Nonlinear optics enables transformation of optical fields through light-matter interactions. These transformations strictly conserve energy and phase-matching determines the efficiency of the process. The use of integrated photonics for nonlinear processes provides small mode areas and geometrically reconfigurable phase-matching, providing unparalleled nonlinearity that is broadly tunable. However, controlling light with nonlinear processes through geometric phase-matching alone is restrictive. We explore the use of networks of nonlinear photonic elements and the incorporation of nanoscale patterns or nanophotonic structures for novel control of integrated nonlinear processes.

Description

Light-matter interactions with nonlinear materials provide a powerful tool for converting optical fields from one state to another. For example, nonlinear wavelength conversion leverages efficient scattering of photons of a single frequency to another, enabling generation of coherent sources across vast spectral regimes. Such nonlinear optical processes conserve energy and their efficiency is determined by the momenta of the involved fields, called phase-matching. These well-known constraints offer deterministic control of light but impose strict limitations in nonlinear optical systems. Our project explores novel ways to manipulate optical fields using novel nonlinear integrated photonic systems to attain scalable control of light with otherwise impossible functionality.

control of light graphic
Novel nanophotonic control of light. a) Nonlinear network for optical synthesis by spectral translation. (b) Photonic-crystal ring resonator with multiple frequency-shifting modulation periods. (c) Orthogonal nanophotonic resonator. The horizontal (vertical) cavity guides Einstein (Debye) modes, which can independently be dispersion engineered for four-wave-mixing.

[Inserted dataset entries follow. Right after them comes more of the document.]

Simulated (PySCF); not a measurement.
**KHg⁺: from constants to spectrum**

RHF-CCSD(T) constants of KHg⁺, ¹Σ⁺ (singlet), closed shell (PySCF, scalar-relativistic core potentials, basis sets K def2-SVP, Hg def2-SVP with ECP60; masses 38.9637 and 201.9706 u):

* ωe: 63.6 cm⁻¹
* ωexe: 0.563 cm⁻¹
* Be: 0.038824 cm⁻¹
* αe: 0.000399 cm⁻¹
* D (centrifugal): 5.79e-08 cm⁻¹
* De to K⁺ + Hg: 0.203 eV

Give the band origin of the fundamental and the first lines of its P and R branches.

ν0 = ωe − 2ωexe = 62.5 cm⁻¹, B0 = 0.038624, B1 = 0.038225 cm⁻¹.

The use of integrated photonics for nonlinear optical processes has demonstrated powerful control of optical fields at low optical powers due to tight optical mode confinement on a scalable, chip-scale platform. Moreover, integrated photonic devices offer broadly reconfigurable phase-matching by controlling device geometry. Nonetheless, these devices suffer frequency and phase-matching constraints just as in bulk nonlinear optical systems. By leveraging networks of nonlinear elements, we can overcome the existing limitations imposed by nonlinear processes. Indeed, we benchmark a nonlinear network by generating an optical frequency synthesizer with unprecedented operational bandwidth. Two nonlinear integrated photonic microresonators comprise the network where one creates an optical frequency comb and the other enables four-wave-mixing spectral translation to deterministically convert light to a target frequency. Figure panel a shows images of the two microresonators in the network and the bottom trace is the measured synthesizer error measured over 10 minutes, demonstrating sub-Hz accuracy. 

Common approaches to frequency and phase-matching in integrated photonics are highly dispersion dependent and exceptionally challenging for certain device geometries, especially at visible wavelengths. The addition of a nano-scale modulation to the inner ring wall of a microresonator, a so-called photonic crystal microresonator (PhCR), enables single-mode frequency shifting for very fine dispersion tuning. Such PhCRs enable access to universal phase-matching for nonlinear optical processes even in devices which otherwise would not support such dynamics. Indeed, PhCRs with multiple nanostructures are possible for multiple-mode frequency splitting for arbitrary, mode-by-mode dispersion design. Figure panel b shows a PhCR with multiple modulation periods imparted on a single device as seen in the zoom-in on the right. Moreover, incorporating other nanostructures into the PhCR architecture enable decreased threshold power for nonlinear processes and enhanced performance through optimal conversion of light from one state to another. We also explore novel linear-cavity designs, without a microresonator structure. These nanostructured linear cavities enable a compact footprint and broadly tunable dispersion to support nonlinear processes. Lastly, we are interested in novel cavity designs like that seen in Figure panel c. This device incorporates two orthogonal nanopatterned linear optical cavities which support different types of optical guiding. By utilizing two cavities with common modal overlap, we can independently control the dispersion in both cavities for a novel approach to phase-matching.

Publications

[1] Black, Jennifer A., et al. "Nonlinear Networks for Arbitrary Optical Synthesis." Accepted PRX, 04/27/2023: https://journals.aps.org/prx/accepted/9c070KafI0c15d0db7664867aeeff10db…

[2] Black, Jennifer A., et al. "Optical-parametric oscillation in photonic-crystal ring resonators." Optica 9.10 (2022): 1183-1189. 

[3] Lucas, Erwan, et al. "Tailoring microcombs with inverse-designed, meta-dispersion microresonators." arXiv preprint arXiv:2209.10294 (2022).

[4] Zang, Jizhao, et al. "Near unit efficiency in microresonator combs." CLEO: Science and Innovations. Optica Publishing Group, 2022.

[5] Yu, Su-Peng, et al. "Photonic-crystal-reflector nanoresonators for Kerr-frequency combs." ACS Photonics 6.8 (2019): 2083-2089.

[6] Yu, S-P., et al. "Geometric Four-Wave Mixing Phase-Matching in Photonic Nanoresonators." CLEO: Science and Innovations. Optica Publishing Group, 2022.

Major Accomplishments

  1. Demonstrated nonlinear networks for unique functionalities, including broadband optical synthesizer.
  2. Innovated photonic-crystal resonators for arbitrary, mode-by-mode group-velocity dispersion engineering.
  3. Innovated two-dimensional nanophotonic cavities for novel phase matching.